Send instant messages to your online friends http://au.messenger.yahoo.com

Hugh Dickins

unread,

Aug 26, 2005, 12:40:14 PM8/26/05

to

On Fri, 26 Aug 2005, Ross Biro wrote:
> On 8/26/05, Hugh Dickins <hu...@veritas.com> wrote:
> >
> > The refaulting will hurt the performance of something: let's
> > just hope that something doesn't turn out to be a show-stopper.
>

> Why not just fault in all the pages on the first fault. Then the performance
> loss is a single page fault (the page table copy that would have happened a
> fork time now happens at fault time) and you get the big win for processes
> that do fork/exec.

"all" might be very many more pages than were ever mapped in the parent,
and not be a win. Some faultahead might work better. Might, might, ...

Hugh

Ross Biro

unread,

Aug 26, 2005, 12:50:41 PM8/26/05

to

On 8/26/05, Hugh Dickins <hu...@veritas.com> wrote:
> On Fri, 26 Aug 2005, Ross Biro wrote:
> > On 8/26/05, Hugh Dickins <hu...@veritas.com> wrote:
> > >
> > > The refaulting will hurt the performance of something: let's
> > > just hope that something doesn't turn out to be a show-stopper.
> >
> > Why not just fault in all the pages on the first fault. Then the performance
> > loss is a single page fault (the page table copy that would have happened a
> > fork time now happens at fault time) and you get the big win for processes
> > that do fork/exec.
>
> "all" might be very many more pages than were ever mapped in the parent,
> and not be a win. Some faultahead might work better. Might, might, ...

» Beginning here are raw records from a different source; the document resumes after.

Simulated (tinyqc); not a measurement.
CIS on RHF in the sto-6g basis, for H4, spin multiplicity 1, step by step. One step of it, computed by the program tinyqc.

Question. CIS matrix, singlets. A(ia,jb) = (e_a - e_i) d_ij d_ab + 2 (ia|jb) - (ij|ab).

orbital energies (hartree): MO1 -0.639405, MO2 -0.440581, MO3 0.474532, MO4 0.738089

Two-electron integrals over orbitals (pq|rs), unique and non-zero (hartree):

If you reduce "all" to whatever would have been done in fork
originially, then you've got a big win in some cases and a minimal
loss in others, and it's easy to argue you've got something better.

Now changng "all" to something even less might be an even bigger win,
but that requires a lot of benchmarking to justify.

Ross

Ray Fucillo

unread,

Aug 26, 2005, 1:10:07 PM8/26/05

to

Nick Piggin wrote:
> OK let's see how Ray goes, and try it when 2.6.14 opens...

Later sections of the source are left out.